Journalism / 新闻学
Journalism, defined as the “activity of gathering, assessing, creating, and presenting news and information”, is crucial to the protection of the right to freedom of opinion and expression. A 2012 UN Human Rights Council report stressed that journalism is core to citizens’ exercise of their right to “seek and receive information.”
Over the past 10 years, the CCP has explicitly rejected this view of the role of journalism, upholding instead the Marxist View of Journalism, which places the Party’s interests at the heart of press activity and demands journalists uphold a “correct political direction” and “emphasise positive propaganda”. However, the CCP’s recent categorical rejection of public-interest journalism ignores the complexity of journalism’s role in the Party’s century-long history. A critical look reveals competing views of the role of the press and journalism that contradict current propaganda about “the West’s idea of journalism” as radically opposed to China’s.
China’s modern political history runs alongside a rich history of professional journalism balanced against the CCP’s claims to journalism as a tool of Party rule. As Mao Zedong rose to power in the 1940s, he echoed Leninist views, and in a famous 1942 speech on the arts, he affirmed the need for “Party spirit” (党性), a translation of the Russian partiinost, meaning adherence to the CCP’s political direction.

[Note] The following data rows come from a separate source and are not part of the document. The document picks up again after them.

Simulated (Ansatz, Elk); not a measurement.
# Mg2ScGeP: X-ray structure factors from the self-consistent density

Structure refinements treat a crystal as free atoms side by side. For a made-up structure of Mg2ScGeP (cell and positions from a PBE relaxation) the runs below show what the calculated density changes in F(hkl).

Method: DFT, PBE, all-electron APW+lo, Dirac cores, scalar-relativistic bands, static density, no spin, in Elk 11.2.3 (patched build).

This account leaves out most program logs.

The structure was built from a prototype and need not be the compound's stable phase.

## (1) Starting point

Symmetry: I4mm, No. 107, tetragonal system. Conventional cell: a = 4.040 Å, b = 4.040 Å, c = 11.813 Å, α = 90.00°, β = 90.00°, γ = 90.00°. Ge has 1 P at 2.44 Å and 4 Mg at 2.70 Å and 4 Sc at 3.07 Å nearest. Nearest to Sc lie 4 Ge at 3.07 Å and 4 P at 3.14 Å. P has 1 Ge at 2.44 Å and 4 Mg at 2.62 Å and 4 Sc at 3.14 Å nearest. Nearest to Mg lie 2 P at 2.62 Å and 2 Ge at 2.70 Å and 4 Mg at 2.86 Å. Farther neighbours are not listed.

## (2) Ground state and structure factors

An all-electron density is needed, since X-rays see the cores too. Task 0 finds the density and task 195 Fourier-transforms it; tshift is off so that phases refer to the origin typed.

But despite this Maoist orthodoxy, views on the role of journalism within the CCP were more complicated. In April 1950, months after the PRC’s founding, a decision urged newspapers and periodicals, without government interference, “[to] include the masses in regular and systematic supervision”. The notion was short-lived. Reports about Party negligence unsettled the leadership, and in July 1954, a new decision gave officials greater control over media in the name of “Party spirit”. During the brief Hundred Flowers Movement of 1956-57, journalists railed against restrictions, but many were swept up in the ensuing Anti-Rightist Movement.
In 1979, not long after China initiated the reform and opening policy following the Cultural Revolution, the country’s top communications journal republished the full text of the original 1950 decision on press supervision, noting that it could have “an important role” in “news reform”, which included aspirations such as less rigid writing and even exposure of official corruption. One prominent debate was between the liberal People’s Daily editor-in-chief Hu Jiwei, who said newspapers embodied “people spirit” – meaning a public interest role, and the leftist official Hu Qiaomu, who urged the supremacy of “Party spirit”. The debate culminated with the Party’s brutal 1989 crackdown on the democracy movement, after which liberal press policies were blamed for the protests.
In the 1990s and 2000s, even as controls persisted under the concept of “public opinion guidance”, broader economic change, media commercialisation, and the rise of the internet created opportunities for journalists to reassert a professional role. The period saw the rise of investigative reporting, which the country’s premier Zhu Rongji in October 1998 referred to as “a mirror on the government.” In the absence of checks on the abuse of power, citizens often turned to journalists as a source of justice, and so-called “citizen journalism” also made headway as a separate source of information.
Since Xi Jinping’s rise to power in late 2012, journalism’s gains have dramatically reversed. High-level prohibitions in 2013 included the CCP’s rejection of what it called “the West’s idea of journalism” as a direct challenge to the Party’s control of the media and publishing system. Since that time, the Party has championed the Marxist View of Journalism, rigidly opposing China’s journalism values to those of an abstracted West. Instead, authorities have stressed the need for “positive energy”, which obliges not just journalists but all networked citizens to be defenders of the Party and the national image.
In his first major speech on media policy in February 2016, Xi Jinping said media “must be surnamed Party,” a play on surname and spirit as Chinese homophones, and a clear echo of earlier authoritarian turns that referenced Mao’s “Party spirit”. In fact, Xi’s speech went further in asserting that the notion of “people spirit”, a reference to the liberal strand of journalism, had “always been the same” as the “Party spirit.” As the Party by definition struggled on behalf of the people, all journalistic work by media enjoined to “love the Party, protect the Party and serve the Party” was essentially public interest journalism.